Thank you so much for crystal clear video
Thank you very much for the nice feedback.
Please feel free to share our videos :)
you are the best, vielen Dank😀
Hi Christoff: This was one of the best presentation on the topic. Every sentence you delivered was full of knowledge. I am going to subscribe to your channel and watch other informative videos. I do have the book "Art of Electronics", as you recommended. I bought it 5 years ago. Anyway, I enjoyed watching and learning through you educational video. The topic is well presented. Thank you for sharing.

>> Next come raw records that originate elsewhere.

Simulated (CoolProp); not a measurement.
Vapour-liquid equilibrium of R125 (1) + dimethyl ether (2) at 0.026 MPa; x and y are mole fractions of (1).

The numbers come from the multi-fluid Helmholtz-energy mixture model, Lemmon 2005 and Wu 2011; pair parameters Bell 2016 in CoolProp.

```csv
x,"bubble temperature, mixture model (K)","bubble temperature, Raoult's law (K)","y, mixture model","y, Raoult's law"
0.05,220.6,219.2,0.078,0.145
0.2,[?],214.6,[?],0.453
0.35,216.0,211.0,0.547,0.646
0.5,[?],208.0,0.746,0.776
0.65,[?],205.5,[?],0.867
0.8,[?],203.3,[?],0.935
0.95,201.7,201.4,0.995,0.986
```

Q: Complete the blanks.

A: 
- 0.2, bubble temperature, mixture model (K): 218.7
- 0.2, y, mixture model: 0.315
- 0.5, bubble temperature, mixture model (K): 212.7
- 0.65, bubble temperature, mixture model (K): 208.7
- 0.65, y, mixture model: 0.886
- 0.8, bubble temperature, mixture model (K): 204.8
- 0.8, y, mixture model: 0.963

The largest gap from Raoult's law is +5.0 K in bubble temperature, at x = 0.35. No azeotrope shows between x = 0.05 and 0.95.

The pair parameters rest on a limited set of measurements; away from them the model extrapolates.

Thank you, we are very pleased.
12:32 It isn't the impedances that cancels out but the admittance. The admittance are added in parallel connection.
In an AC motor, does the winding inductance and run capacitor produce a resonant circuit at steady state speed relative to supply frequency? Seems logical to me, but my logic fails at times.
Thank you for the excellent lecture.
Take care
Noice.
That intro hurts, but great video.
Fun fact: the sound that you hear, is exactly the two signals, that are needed to create the IFE logo on the oscilloscope in xy-mode. ;)
Why Does a resonant circuit have to have a resistant in it? 2 Coils at 1mH one clockwise one counter clockwise And one capacitor at 1mF pulse at 9 mS you GOOD. End of conversation
You are right. In theory a resonant circuit does not need to have a resistance. The resonant point would ideally be infinitely high. However in real applications there will always be some resistance due to parasitic resistances.